BENEATH THE SURFACE Amon Tobin's ISAM is a strangely soothing Rube Goldberg contraption: bass breaks that have watery explosions, modified wind chimes, and sleek blasts of 22nd-century synthesizer. |
If his 2011 off-the-cuff comment is any proof, Amon Tobin is terrible at resisting the urge to prod a proverbial beehive. A few months before Ninja Tune issued ISAM in May of last year, the Brazil-born, San Francisco-based musician uploaded a stream of his seventh record to Soundcloud along with annotations discussing the work. His first note attached to the first track contained a fantastically passive-aggressive jab at former and would-be fans: "Anyone looking for jazzy brks should look elsewhere at this point or earlier : ). It's 2011 folks, welcome to the future."
Since his start working in electronic music in the late '90s, first as Cujo and then under his real name, Tobin has made serious aesthetic changes, going from jazz-bred horn breaks, digestible bass lines, and catchy, club-friendly beats to mysterious, brain-bending compositions that resemble sonic installations as much as songs. "I know that when you make music over a period of time, people have certain expectations," he says by phone. "I'm really used to that because that's always been the case. Every time I make a new record, the camp is split. There's people who wish that it sounded like the old records and other people who don't think it's different enough. In the end, you just realize that there's no way you can please people. You really have to just do exactly what you want and just hope that people dig it."

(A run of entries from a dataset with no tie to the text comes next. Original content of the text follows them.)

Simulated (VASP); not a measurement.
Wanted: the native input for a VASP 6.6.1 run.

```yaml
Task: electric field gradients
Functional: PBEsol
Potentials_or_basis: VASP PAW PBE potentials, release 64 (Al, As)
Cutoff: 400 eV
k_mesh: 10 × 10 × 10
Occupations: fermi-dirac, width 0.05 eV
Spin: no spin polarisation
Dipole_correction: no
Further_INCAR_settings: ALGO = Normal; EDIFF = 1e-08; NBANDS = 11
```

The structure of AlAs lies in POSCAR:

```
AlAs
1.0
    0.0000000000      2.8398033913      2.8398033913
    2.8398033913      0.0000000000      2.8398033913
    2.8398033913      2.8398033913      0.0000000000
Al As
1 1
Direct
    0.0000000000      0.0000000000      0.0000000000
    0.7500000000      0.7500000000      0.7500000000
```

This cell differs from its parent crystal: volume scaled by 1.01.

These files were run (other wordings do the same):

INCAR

In more specific terms, ISAM continues the confounding sound and instrument design elements Tobin last explored on 2007's Foley Room, which combined relatively conventional music with manipulated field recordings of animals and insects. ISAM — for Invented Sounds Applied to Music — is a strangely soothing Rube Goldberg contraption, made up of bass breaks that have watery explosions, modified wind chimes, sleek blasts of 22nd-century synthesizer, brooding strings, and vocals that were recorded in cavernous digital tombs. Oddly punctuated gaps of silence are everywhere, adding a disjointedness to ISAM that often prevents it from feeling like conventional "music."
Tobin is notoriously for keeping his instrumentation methods under wraps, since he enjoys reading how others interpret them, but he has revealed that this is his first sample-free album. "What I've always done essentially is transform sounds, and try and take things that I hear around me and develop them into a form I can work with, and feel like I have some affinity with," he says. "My starting point was taking pieces of recorded music and rearranging it into different forms. That led on to processing the sound as well as rearranging and editing it. Then, it got to a point where the final result was so far removed from its origins that the sample issue wasn't really relevant, and that was a long time ago already."